That CNN has time to cover plane crash survivors without giving two farts about the dozens killed doesn't speak too highly for the Blitzers of the world, but what else is new? We could have talked about aircraft safety (especially after the American Airlines shutdown last week) or the perils of travel in third world countries or even the trivial "how to survive a plane crash" junk advice. Instead, we've got to talk about how Jay-sus saves and the Moisers take half damage. But that's hardly the Moisers' fault.
Blaming the media for - once again - plumbing the depths of trivial nonsense is one thing. Blaming a religious family for expressing their religiousity, especially after they've just been confronted with their own mortality and then confronting a host of news cameras, is just silly. I mean, seriously, what would you have expected them to say? "Gee, its amazing that we lived while so many others died, but I'm going to rack this one up to fuselage integrity and excellent emergency piloting skills."
I mean, come on guys. There are far dumber things to be offended by. Especially in this day and age.
Posted by: Zifnab | April 16, 2008 6:45 PM
kcanadensis: I detest missionaries
Give em a chance - you're jut not cooking them right. Probably too much salt.
http://www.cartoonstock.com/lowres/nbe0225l.jpg
Posted by: AlanWCan | April 16, 2008 6:45 PM
karen said
No true Scotsman
So a guy is in his house, and hears the news report that a hurricane is coming and his community is being evacuated. He stays put, saying "God will provide."
A police car comes down the street with a loudspeaker blaring about the mandatory evacuation. He still says "God will provide."
The water rises, and a boat comes up the street. He stays in the attic, saying "God will provide."
As he sits on the roof of his flooded house, a helicopter comes to pick him up. He refuses, saying "God will provide."
At the Pearly Gates, he says to Saint Peter, "I was always taught God will provide. What happened? Why did he let me die?"
"Well he sent a weather report, a police car, a boat, and a helicopter, what else did you need?"
Posted by: BaldApe | April 16, 2008 6:47 PM
This is an example of the thinking that leads winning teams & armies to declare that God was on their side, assuring victory. You rarely hear the losers complain that God was simply against them.
For every award winner who thanks God in a speech, one would expect to hear the losers blaming Him: "Well, I did my best, but God just wanted the other guy to get it."

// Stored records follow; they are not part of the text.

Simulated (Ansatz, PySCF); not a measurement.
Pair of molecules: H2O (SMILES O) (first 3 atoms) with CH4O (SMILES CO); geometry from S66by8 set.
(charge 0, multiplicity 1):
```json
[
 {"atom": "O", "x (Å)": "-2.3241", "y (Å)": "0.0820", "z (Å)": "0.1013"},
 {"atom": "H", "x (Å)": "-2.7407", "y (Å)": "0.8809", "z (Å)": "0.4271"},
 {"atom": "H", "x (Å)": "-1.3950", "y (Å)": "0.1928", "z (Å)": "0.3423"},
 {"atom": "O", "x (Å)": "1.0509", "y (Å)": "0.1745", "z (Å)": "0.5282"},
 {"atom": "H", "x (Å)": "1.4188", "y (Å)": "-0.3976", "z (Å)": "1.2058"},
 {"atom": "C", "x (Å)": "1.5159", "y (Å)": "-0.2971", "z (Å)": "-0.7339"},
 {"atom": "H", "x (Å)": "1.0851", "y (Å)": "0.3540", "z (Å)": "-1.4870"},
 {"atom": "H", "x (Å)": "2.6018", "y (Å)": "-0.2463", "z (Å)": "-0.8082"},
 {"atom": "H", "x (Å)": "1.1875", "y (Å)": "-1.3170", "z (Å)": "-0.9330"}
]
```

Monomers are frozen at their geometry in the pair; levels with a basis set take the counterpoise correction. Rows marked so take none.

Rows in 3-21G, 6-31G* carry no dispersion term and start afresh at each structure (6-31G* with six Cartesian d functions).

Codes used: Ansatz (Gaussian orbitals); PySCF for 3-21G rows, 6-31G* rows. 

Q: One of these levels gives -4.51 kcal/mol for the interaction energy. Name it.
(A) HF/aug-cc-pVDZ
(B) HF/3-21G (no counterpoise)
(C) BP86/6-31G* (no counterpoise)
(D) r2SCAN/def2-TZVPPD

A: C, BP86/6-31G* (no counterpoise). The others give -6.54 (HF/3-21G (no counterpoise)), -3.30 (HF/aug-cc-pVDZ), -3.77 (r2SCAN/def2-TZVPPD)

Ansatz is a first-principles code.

Posted by: Pan Demonium | April 16, 2008 6:47 PM
This reinforces my opinion that even if I did believe in a god, there's no way in hell (haha) that I'd worship it. I'd be trying to find out if there was some way to kill it, since it seems to be the cause of all human suffering.
To paraphrase: if god did exist, it would be necessary to kill him.
Posted by: Ted D | April 16, 2008 6:51 PM
What's offensive is their (false) sense of entitlement and conceit amongst the tragic and brutal deaths of so many others.
Posted by: Alex | April 16, 2008 6:54 PM
I had my early morning soured by the phone interview with Herr God Mit Uns prattling on about the Lord's mercy while scenes of screaming people and flaming wreckage and rescuers trying to extinguish a burning jet liner WITH PANS OF WATER played across my monitor.
If I hadn't known better, I'd have thought it a brilliant if somewhat cruel satire upon the insanity of the religious mind. But it was very real and sincere.
The road to heaven has more bodies in the foundation than NJ Rt.3.
---------------------
Chance does not care about thank-yous or emotional pleas
I like to watch.
-----------------------------
cory
Posted by: cory | April 16, 2008 6:57 PM
Glen, "I think the Lord has a plan for us, otherwise we wouldn't have survived... He still has work for us to do." does not qualify as "spontaneous expressions of joy to be alive." It's pretty clear, as noted by other posters, God saved their family and justly, apparently, killed the heathens and less qualified to live christians.
The spontaneous expression excuse is more appropriate for, say, HOLY SHIT that was close, or JESUS FUCKING CHRIST am I glad to be alive!
Or, not on a life or death note, something like, "Thank GOD Expelled is already out of theaters!" Oh, it's not? MY FUCKING GOD, I can't believe they're still showing that shit!
An excuse for recovering catholics whose parents taught us to swear young and never broke the habit...
Posted by: MB | April 16, 2008 6:58 PM
#32 Ted
"if god did exist, it would be necessary to kill him."
I think this is better:
if god did exist, it would be necessary to kill it.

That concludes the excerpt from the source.